# Another alternative lighting solution for cars



## lownote (Jan 3, 2008)

We were at IKEA the other day and we noticed they sell a white LED strip called "dioder." It's 9.75 inches long and comes in a single strip which can run on battery (14.99) and in a four pack for $49.99. The strips can be attached end to end in a straight line, or connected via an included wire/plug. The strips are very flat and narrow--they would work well for general overhead lighting in a passenger car. They run at 12 volts


I had just that morning finished adding leds from a Christmas bulb set to my passenger cars, and didn't buy any of the IKEA units, but they might be useful











http://www.ikea.com/us/en/catalog/products/20119418


----------



## Steve Stockham (Jan 2, 2008)

Hmmm........intruiguing! Thanks for bringing this to our attention!


----------



## Greg Elmassian (Jan 3, 2008)

That looks like a very simple and easy to use system Mike.

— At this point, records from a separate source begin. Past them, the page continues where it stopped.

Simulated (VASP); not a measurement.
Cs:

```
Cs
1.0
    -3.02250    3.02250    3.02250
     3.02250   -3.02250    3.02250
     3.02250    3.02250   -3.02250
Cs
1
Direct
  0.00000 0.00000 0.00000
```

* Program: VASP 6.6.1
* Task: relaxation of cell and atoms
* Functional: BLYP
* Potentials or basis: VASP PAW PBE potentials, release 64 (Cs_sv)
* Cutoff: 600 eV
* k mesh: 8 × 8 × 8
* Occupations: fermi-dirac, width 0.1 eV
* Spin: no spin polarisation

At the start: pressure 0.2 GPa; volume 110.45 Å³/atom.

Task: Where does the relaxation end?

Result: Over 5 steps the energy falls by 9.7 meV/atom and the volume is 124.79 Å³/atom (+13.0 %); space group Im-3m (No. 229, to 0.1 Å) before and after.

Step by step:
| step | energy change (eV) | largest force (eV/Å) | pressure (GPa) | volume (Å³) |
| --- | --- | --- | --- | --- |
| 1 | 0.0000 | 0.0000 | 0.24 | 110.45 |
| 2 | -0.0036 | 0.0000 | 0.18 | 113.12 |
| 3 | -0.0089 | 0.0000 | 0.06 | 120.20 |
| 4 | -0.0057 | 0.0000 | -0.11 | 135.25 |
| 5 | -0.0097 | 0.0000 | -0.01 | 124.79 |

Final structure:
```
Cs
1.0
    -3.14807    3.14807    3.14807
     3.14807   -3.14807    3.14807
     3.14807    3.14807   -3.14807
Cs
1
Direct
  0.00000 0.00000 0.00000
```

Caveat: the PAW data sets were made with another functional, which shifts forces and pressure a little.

Looking at the unlit part on the ends, you get about 9" of light, 36" for $50, which is about $16.67 a foot. I am going to go with these guys: *http://www.theledlight.c...trong>*

3 feet is $38, which is about $12.67 a foot... 

The difference of $4 a foot would make it about $12 difference between methods on a single passenger car... 

These guys have white, _warm white_, yellow, etc, and likewise run on 12v (I have been waiting for the warm white)

You can also cut this apart every 2 inches. What I do is make two strips that will cover the roof, and then wire them in series, (Theoretically then set up for 24v) so they run directly from my track (adding a cheap full wave bridge since I run DCC) 

This really minimizes the current draw rather than trying to regulate to 12v. (saves half the current)



Regards, Greg


----------



## lownote (Jan 3, 2008)

Yes--I would not say it's the best option available, I just thought it might be interesting


----------



## altterrain (Jan 2, 2008)

I recently installed LED strips from these guys - http://www.trainaidsa.com/preview/shop-leds.shtml in my USA overton cars. 
They have lots of neat LEDS, resistors, bridge rectifiers, and other goodies. 
I used one half of the S50 strip in warm white (though yellow may be a better choice for more of an "old timey" look) in my cars with a bridge rectifier and 220 uF resistor. Worked great and they come on at a much lower voltage than the original lighting. The strips were easy to cut and had nice built in solder holes well marked with +/- . 

-Brian


----------



## blueregal (Jan 3, 2008)

STRINGS OF LED LIGHTS AT TARGET $9.95 TODAY SALE INSERT!!! THE REGAL


----------



## Greg Elmassian (Jan 3, 2008)

I think it's a great option for someone that wants an easy install Mike, and sorry I did not word that clearly... was not awake at the time, ha ha. 

If you took 2 strips and put them in series, they would probably work the way I did mine, and with the external wires and plugs already in place, it would be easier than the stuff I got, which takes a little more work. 

Also, for battery guys, it might be a better option. 

Regards, Greg 

p.s. I'll email you with some new PID settings for the QSI I got from the factory, the jerkiness and surging is gone!


----------



## altterrain (Jan 2, 2008)

Hey Greg, 

What is the link you tried to post above? 

-Brian


----------



## Totalwrecker (Feb 26, 2009)

address got chopped at the end... I copied and pasted and added the 'om' and got;

http://www.theledlight.com/

Copied from the site....there you go.

John


----------



## Greg Elmassian (Jan 3, 2008)

oops....

*http://www.theledlight.com/flexible-ledstrips.html* 


Greg


----------